Figure 1 Real GDP per capita
Note: Left panel: GDP per capita in current PPP express in 2017 US dollars. Right panel: Ratio of GDP per capita and GDP per capita of the EU-15 normalised to one in 2004. EU-2004: Aggregation of the ten countries that joined in 2004. EU-15: Aggregation of the 15 EU members before 2004. OECD: Aggregation of OECD countries.
Data source: Penn World Table 10.0.
Challenge and methodology
To evaluate the causal impact of a policy change, researchers usually compare the outcome of the treated group, i.e. those subject to the policy change, with a control group that was not subject to the policy change. Ideally, the treated and control groups would have identical characteristics. If the treatment group is doing better than the control group, this indicates that there is a causal effect of the policy change on the outcome. In the case of the 2004 EU enlargement, there are no countries similar to the EU-2004 that did not join the EU that could be used as control. Similarly, there are no unions similar to the EU-15 that did not experience an enlargement.
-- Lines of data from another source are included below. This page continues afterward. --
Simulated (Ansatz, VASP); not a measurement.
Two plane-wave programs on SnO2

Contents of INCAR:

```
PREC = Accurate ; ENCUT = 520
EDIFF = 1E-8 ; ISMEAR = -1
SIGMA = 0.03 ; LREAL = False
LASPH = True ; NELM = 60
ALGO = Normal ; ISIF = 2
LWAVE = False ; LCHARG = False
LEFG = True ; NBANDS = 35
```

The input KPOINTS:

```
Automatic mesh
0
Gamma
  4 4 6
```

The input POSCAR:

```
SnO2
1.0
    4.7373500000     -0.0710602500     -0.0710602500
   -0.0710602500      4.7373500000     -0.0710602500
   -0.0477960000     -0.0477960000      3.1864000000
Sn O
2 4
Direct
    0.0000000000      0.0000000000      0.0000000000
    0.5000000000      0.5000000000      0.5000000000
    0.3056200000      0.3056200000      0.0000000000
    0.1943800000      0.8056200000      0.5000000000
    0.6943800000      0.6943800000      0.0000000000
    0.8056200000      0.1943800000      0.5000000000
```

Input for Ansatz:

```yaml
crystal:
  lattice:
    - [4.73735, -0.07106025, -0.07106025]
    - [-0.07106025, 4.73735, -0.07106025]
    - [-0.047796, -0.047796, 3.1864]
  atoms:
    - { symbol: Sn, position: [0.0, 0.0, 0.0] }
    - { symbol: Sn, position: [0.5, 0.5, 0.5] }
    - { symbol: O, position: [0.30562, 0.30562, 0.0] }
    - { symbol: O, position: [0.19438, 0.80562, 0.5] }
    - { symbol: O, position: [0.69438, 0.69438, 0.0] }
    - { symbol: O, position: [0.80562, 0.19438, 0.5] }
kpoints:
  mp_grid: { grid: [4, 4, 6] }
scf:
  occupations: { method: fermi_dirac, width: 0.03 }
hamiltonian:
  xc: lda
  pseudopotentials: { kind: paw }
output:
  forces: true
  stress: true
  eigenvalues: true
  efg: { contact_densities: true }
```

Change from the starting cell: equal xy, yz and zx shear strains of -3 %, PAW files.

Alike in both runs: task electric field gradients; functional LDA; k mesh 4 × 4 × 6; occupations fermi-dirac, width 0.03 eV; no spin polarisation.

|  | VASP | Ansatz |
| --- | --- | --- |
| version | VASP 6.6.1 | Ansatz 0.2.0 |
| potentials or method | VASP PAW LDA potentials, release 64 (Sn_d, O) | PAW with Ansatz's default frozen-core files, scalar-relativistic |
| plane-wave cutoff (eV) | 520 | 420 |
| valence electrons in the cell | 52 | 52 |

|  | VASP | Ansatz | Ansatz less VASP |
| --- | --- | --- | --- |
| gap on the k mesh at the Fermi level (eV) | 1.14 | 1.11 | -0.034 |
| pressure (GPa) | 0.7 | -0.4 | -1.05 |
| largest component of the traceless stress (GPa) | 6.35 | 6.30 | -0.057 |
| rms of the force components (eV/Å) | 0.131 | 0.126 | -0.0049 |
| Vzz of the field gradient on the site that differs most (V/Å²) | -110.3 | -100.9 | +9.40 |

In my paper, I use a methodology that can address this identification challenge: the synthetic control method introduced by Abadie and Gardeazabal (2003). The idea is to construct a ‘synthetic control’ as the weighted average of some countries not affected by the EU enlargement taken from a ‘donor pool’. The weighted are chosen such that the dynamics of the treated countries – the EU-2004 or the EU-15 – and the synthetic controls are the same before 2004. If there was a causal effect of the EU enlargement in 2004, then the GDP per capita of the treated country will differ from that of the synthetic control.
Main results
Figure 2 plots GDP per capita of the EU-2004 (left) and the EU-15 (right), and their respective synthetic controls. According to these calculations, the difference between the EU-2004 and its synthetic control is $8,433 in 2019. The accession of these countries to the EU in 2004 led to an increase in their GDP per capita of 32%. Almost a third of their current level of standard of living can be attributed to their accession to the EU, which is about half of the increase in GDP per capita between 2004 and 2019. This is a very large positive effect due to only changes in policies, regulations, trade barriers, and so on.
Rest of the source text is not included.